I haven’t eaten breakfast in a few years and I do all of my workouts in a fasted state. In that time, I’ve packed on 15 to 20 pounds of muscle, maintained a low body fat percentage, and I’m healthier than ever. Although intermittent fasting affects men and women differently, I think it’s a simple concept that made my life easier and could help many people who are willing to give it a shot.

The looks I get when I tell people that I don’t eat breakfast are often equivalent to telling them I don’t believe in gravity. The conventional wisdom on the subject is so ingrained that hearing anything different is considered blasphemy.

What’s the worst advice you’ve ever received or what’s the one mistake you learned from the most?

In my early years of training, I spent way too much time using weight machines instead of free weights. I had taken advice from other clueless gym goers or ignorant trainers and their philosophy about machines being safer made sense to me at the time. These days, I cringe every time I see a trainer in a gym stick his or her overweight and unhealthy client into another useless ab machine or have them do Smith Machine squats “for safety.”

As I learned more about functional fitness and how we’re designed to move, I’ve gone in the opposite direction. In my opinion, strength is nothing if it’s not preparing you for the real world. Our bodies are a series of interconnected muscles and joints, so doing exercises that isolate single body parts is absurd. We need to train in a way that mimics real world movements: squats, push-ups, pull-ups, deadlifts, and so on. What good are strong biceps and sculpted thighs if we pull a muscle when moving on the couch or picking up our kid to give him a piggy-back ride?
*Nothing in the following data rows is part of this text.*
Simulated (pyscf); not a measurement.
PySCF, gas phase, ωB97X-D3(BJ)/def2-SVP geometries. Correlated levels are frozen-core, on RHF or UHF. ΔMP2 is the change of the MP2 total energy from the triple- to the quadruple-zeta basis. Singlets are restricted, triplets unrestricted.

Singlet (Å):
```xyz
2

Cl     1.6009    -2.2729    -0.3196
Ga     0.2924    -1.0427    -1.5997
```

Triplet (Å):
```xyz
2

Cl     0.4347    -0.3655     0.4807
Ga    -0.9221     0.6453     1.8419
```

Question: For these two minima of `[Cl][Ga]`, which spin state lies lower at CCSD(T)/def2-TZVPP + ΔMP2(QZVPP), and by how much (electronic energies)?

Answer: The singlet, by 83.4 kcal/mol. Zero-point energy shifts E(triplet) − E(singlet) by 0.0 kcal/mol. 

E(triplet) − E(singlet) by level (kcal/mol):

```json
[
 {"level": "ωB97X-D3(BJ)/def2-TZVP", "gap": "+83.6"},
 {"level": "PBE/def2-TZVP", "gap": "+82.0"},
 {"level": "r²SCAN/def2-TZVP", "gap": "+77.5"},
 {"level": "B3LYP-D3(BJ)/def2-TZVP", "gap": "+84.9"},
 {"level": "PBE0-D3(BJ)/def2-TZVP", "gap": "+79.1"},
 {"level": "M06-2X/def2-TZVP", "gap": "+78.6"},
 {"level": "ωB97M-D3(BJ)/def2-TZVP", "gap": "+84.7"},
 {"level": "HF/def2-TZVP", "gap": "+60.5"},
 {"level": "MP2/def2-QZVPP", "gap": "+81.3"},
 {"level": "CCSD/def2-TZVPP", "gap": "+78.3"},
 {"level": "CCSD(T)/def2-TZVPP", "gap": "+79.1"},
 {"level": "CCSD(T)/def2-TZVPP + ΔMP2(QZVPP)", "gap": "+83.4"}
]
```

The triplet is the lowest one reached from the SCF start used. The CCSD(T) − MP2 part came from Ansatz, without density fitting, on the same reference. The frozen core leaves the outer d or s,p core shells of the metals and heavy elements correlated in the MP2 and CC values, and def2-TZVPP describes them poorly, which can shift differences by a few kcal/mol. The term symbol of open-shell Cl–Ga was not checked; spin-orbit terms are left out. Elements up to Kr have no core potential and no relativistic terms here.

What’s one thing that was hard to learn, but worth it once you did?

I remember the first time I heard about the Paleo diet: eating mostly vegetables, some meat and fish, eggs, nuts, and fruit while cutting out grains entirely. At the time, my diet was primarily composed of grains and the idea of following this diet seemed like the most bizarre, backwards, dangerous way of thinking.

Fortunately, I dug in further and read everything I could. It went from dangerous and unusual to the most logical thing I’ve ever heard. The idea is to eat things that were around during the majority of our existence as a species and minimize consumption of recent foods like processed foods, sugar, and grains.

Although I don’t follow the diet religiously, it’s affected my life and business tremendously. It’s now something I share with everybody.

How do you keep yourself informed?

The news depresses the hell out of me and I don’t have cable, so I rarely get information from TV. I read one to two books per week, follow a few bloggers who I respect and know are incredibly informed, and I skip the rest of it. I figure if something important happened, somebody will tell me about it!

Exercise Can Be Beneficial and Fun

What’s the one thing you always make time to do?

Exercise. It sounds silly, but it’s something I’ve truly made a priority over the past two years and it’s paid tremendous dividends. I had found that I consistently put work before getting fit, which isn’t a great thing to say when you run a fitness company. So, I made a commitment to myself that missing a workout was not an option. That it would take precedence over any other activity I did that day.

For a month, I was behind on my work, showing up late to meetings, and not getting things done until I learned to better manage my time. I was spending far too much time on busy, unimportant work or wasting time watching TV and scrolling through Facebook. After taking an honest look at where my priorities were, I made some serious changes. Now I’m in the best shape of my life, have time to play music, get all of my work done, play some video games, volunteer, and spend quality time with friends.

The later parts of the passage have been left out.